Adam Budge, 13, poses with Park Jung-hoon (center), who lay lifeless at the bottom of a swimming hole near Osan Air Base in August until Budge retrieved him after a series of dives. (Courtesy of Richard Budge)
PYEONGTAEK, South Korea — One sunny day in August, Heather Budge dropped off her 13-year-old son, Adam, and a friend for an afternoon of fishing in the Jinwee River, about five minutes away from Osan Air Base.
Later, she drove back to get them and watched as a Korean man who’d been fishing broke suddenly from his spot and made a dash toward a nearby swimming hole.
Budge, 39, whose husband is a civilian contractor at Osan Air Base, saw three Korean boys struggling in the water. She later learned the boys were the fisherman’s two sons and their cousin.
“I could see three heads bobbing up and down,” she said. “It’s almost like things go in slow motion. You could tell he wasn’t going to get there in time so I told my son, ‘Go!’”
She’s a big believer in swimming proficiency, she said, and has made sure that her four children can swim well.
The man got two boys to safety but one of his sons had disappeared under about seven to eight feet of water.
Over the next seven or so minutes, Adam, an eighth-grader at the International Christian School in Pyeongtaek, made 10 to 15 dives.
“I swam straight to the bottom and was feeling around and I resurfaced, and I just breathed in a huge gulp of air and went back down,” he said. “It was really, really murky.”
He found the boy and brought him up.
The father and another fisherman began trying to resuscitate the boy, but neither seemed familiar with how to do it.
“I tell you, I never felt so helpless in my whole life because here I had two cell phones and I didn’t know how to call for help and I didn’t know how to tell them they were doing CPR wrong,” Heather Budge said.
The boy lay lifeless. An ambulance eventually arrived and took him away.
That night, a shaken Budge asked a friend from church, Jihyun Knudsen, to join her for a walk and mentioned she wished she could learn the boy’s condition and speak with his family.
“In a country this big, and not speaking the language, I figured, ‘No, we’ll never know the rest of the story,’” Budge said.
But two or three weeks later, Knudsen called with astonishing news: The mother of the boy Adam Budge brought to the surface is a friend of a friend.
Knudsen’s friend said the boy, first-grader Park Jung-hoon, had been unconscious for two days but had pulled through.

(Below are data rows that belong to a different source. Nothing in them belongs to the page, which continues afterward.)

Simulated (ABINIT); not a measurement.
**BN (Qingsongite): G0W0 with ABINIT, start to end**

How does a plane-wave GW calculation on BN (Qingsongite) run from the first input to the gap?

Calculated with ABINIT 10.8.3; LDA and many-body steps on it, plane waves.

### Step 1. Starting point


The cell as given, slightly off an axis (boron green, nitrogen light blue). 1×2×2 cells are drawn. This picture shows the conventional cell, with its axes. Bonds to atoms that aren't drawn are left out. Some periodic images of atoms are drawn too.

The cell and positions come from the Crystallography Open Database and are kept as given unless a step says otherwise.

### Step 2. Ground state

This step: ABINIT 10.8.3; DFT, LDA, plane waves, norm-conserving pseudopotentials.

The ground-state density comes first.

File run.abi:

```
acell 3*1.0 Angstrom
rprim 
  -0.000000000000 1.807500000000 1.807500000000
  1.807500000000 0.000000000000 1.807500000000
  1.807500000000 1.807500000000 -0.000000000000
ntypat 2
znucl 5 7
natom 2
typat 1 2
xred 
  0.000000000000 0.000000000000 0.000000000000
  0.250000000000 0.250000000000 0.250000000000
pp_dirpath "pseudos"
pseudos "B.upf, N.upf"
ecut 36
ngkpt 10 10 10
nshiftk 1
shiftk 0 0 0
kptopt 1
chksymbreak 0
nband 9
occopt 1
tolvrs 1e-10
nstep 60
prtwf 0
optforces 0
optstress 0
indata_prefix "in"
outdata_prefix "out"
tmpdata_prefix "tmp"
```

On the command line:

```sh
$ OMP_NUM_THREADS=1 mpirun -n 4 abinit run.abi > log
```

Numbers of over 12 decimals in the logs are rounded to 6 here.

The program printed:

Later, Knudsen called the boy’s mother and learned the family was eager to be in contact with Adam’s family.
Jung-hoon’s family had contacted a South Korean radio outlet, which spread word that they were hoping to find the American family. The boy’s family also had considered hanging a banner outside the base’s main gate, Knudsen said.
The two families met for the first time last Friday, when the boy’s family had the Budges to dinner at a restaurant in Osan city.
“It was great,” Knudsen said. “[Jung-hoon] was just the cutest boy, so vibrant.”
Jung-hoon’s mother sent Heather Budge an e-mail, which Knudsen translated.
“In the letter she said she couldn’t sleep she was so happy,” Knudsen said. “And she said it was the happiest day of her life meeting these people who ‘gave a second life to my son.’ So they were very, very grateful.”